Pahang – is a sultanate and a federal state of Malaysia

Pahang (Malay pronunciation: [paˈhaŋ]; Jawi: ڤهڠ), officially Pahang Darul Makmur with the Arabic honorific Darul Makmur (Jawi: دار المعمور, “The Abode of Tranquility”) is a sultanate and a federal state of Malaysia. With an area of 35,840 square kilometres, it is the third largest Malaysian state and the largest in Peninsular Malaysia. Its territory comprises roughly 11% of the total land area of Malaysia. With 1.63 million inhabitants, it is Malaysia’s ninth most-populous state. Pahang’s capital and largest city, Kuantan, is the eight largest urban agglomerations by population in Malaysia.

The state occupies the Pahang River basin. It is bordered to the north by Kelantan, to the west by Perak, Selangor, Negeri Sembilan, to the south by Johor and to the east by Terengganu and the South China Sea. The royal capital and the official seat of the Sultan of Pahang is located at Pekan. Other major towns include Temerloh, Bentong and its hills resorts of Genting Highlands and Bukit Tinggi. The other important districts are Jerantut, Kuala Lipis, and the hill resorts of Cameron Highlands and Fraser’s Hill in Raub.

The Old Pahang Kingdom dates back to the 5th century. In the 15th century, the Pahang Sultanate became an autonomous kingdom within the Melaka Sultanate. Pahang entered into a dynastic union with Johor Empire in the early 17th century and later emerged as an autonomous kingdom in the late 18th century. It was eventually restored as a Sultanate in 1881 and later became a British protectorate in 1895. After the Second World War, it re-organised itself as one of the federal states of Malaya.

Modern Pahang is an economically important state with main activities in services, manufacturing and agricultural sectors. As part of ECER, it is a key region for the manufacturing sector, with the local logistics support network serving as a hub for the entire east coast region of Peninsular Malaysia.


Historical affiliations
Old Pahang 5–15th century
Pahang Sultanate 1470–1623
Old Johor Sultanate 1623–1770
Pahang Kingdom 1770–1881
Federated Malay States 1895–1941
Empire of Japan 1942–1945
Malayan Union 1946–1948
Federation of Malaya 1948–1963
 Malaysia 1963–present


Archaeological evidences revealed the existence of human habitation in the area that is today Pahang from as early as the paleolithic age. At Gunung Senyum have been found relics of mesolithic civilisation using pleolithic implements. At Sungai Lembing, Kuantan, have been discovered paleolithic artefacts chipped and without trace of polishing, the remains of a 6,000 years old civilisation. Traces of Hoabinhian culture is represented by a number of limestone cave sites. Late neolithic relics are abundant, including polished tools, quoit discs, stone ear pendants, stone bracelets and cross-hatched bark pounders. By around 400 BC, the development of bronze casting led to the flourishing of the Đông Sơn culture, notably for its elaborate bronze war drums.

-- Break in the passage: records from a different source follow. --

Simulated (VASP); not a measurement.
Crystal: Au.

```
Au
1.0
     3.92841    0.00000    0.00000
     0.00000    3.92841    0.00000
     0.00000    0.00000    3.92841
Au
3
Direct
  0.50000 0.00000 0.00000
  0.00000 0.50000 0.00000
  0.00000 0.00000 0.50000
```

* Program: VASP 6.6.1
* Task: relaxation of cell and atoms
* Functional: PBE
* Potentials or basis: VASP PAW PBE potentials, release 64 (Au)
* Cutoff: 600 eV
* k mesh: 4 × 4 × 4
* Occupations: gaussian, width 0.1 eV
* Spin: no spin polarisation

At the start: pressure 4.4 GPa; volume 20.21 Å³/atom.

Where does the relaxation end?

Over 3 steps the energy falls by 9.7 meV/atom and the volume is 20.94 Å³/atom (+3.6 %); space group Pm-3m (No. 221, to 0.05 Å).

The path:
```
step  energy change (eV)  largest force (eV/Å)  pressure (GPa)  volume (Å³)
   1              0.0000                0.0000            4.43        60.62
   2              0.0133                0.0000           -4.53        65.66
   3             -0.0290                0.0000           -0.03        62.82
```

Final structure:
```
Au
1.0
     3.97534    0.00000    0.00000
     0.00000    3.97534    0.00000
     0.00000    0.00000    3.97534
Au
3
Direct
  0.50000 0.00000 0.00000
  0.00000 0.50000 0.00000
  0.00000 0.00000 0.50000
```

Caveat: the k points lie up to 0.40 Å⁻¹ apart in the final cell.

The early iron civilisation in Pahang that began around the beginning of Common Era is associated by prehistorians with the late neolithic culture. Relics from this era, found along the rivers are particularly numerous in Tembeling Valley, which served as the old main northern highway of communication. Ancient gold workings in Pahang are thought to date back to this early iron age as well.

Old kingdom

The 17th century Mao Kun map based on the early 15th century navigation maps of Zheng He showing Pahang River estuary (彭杭港), Pulau Siribuat (石礁) and Tioman Island (苧麻山).

The Kra Isthmus region of the Malay peninsula and its peripheries are recognised by historians as the cradle of Malayic civilisations. Primordial Malayic kingdoms are described as tributaries to Funan by the 2nd century Chinese sources. Ancient settlements in Pahang can be traced from Tembeling to as far south as Merchong. Their tracks can also be found in deep hinterland of Jelai, along the Chini Lake, and up to the head-waters of the Rompin. One such settlement was identified as Koli in Geographia or Kiu-Li, centred on the estuary of Pahang River south of Langkasuka, that flourished in the 3rd Century CE. It possessed an important international port, where many foreign ships stopped to barter and resupply. In common with most of the states in the Malay Peninsula during that time, Kiu-Li was in contact with Funan. The Chinese records mention that an embassy sent to Funan by the Indian King Murunda sailed from Kiu-Li’s port (between 240-245 CE). Murunda presented tot the Funanese King Fan Chang four horses from the Yuetshi (Kushan) stud farms.

By the middle of the 5th century, a polity suggestive as ancient Pahang, was described in the Book of Song as Pohuang or Panhuang (婆皇). The king of Pohuang, She-li- Po-luo-ba-mo (‘Sri Bhadravarman’) was recorded to have sent an envoy to the Liu Song court in 449-450. In 456-457, another envoy of the same country arrived at the Chinese capital, Jiankang. This ancient Pahang is believed to had been established later as a mueang to the mandala of Langkasuka-Kedah centred in modern-day Patani region that rose to prominence with the regression of Funan from the 6th century. By the beginning of the 8th century, Langkasuka-Kedah was in turn came under the military and political hegemony of Srivijaya. In the 11th century, the power vacuum left by the collapse of Srivijaya was filled by the rise of Nakhon Si Thammarat Kingdom, commonly known in Malay tradition as ‘Ligor’. During this period, Pahang, designated as Muaeng Pahang was established as one of the twelve naksat city states of Ligor.

In the 14th century, Pahang began consolidating its influence in the southern part of the Malay peninsula. The kingdom, described by Portuguese historian, Manuel Godinho de Erédia as Pam, was one of the two kingdoms of Malayos in the peninsula, in succession to Pattani, that flourished before the establishment of Melaka. The Pahang ruler then, titled Maharaja, was also the overlord of countries of Ujong Tanah (‘land’s end’), the southerly part of the peninsula including Temasek. The Majapahit chronicle, Nagarakretagama even used the name Pahang to designate the Malay peninsula, an indication of the importance of this kingdom. The History of Ming records several envoy missions from Pahang to the Ming court in the 14th and 15th centuries. In the year 1378, Maharaja Tajau sent envoys with a letter on a gold leaf and bringing as tribute six foreign slaves and products of the country. In the year 1411, during the reign of Maharaja Pa-la-mi-so-la-ta-lo-si-ni (transliterated by historian as ‘Parameswara Teluk Chini’), he also sent envoys carrying tributes.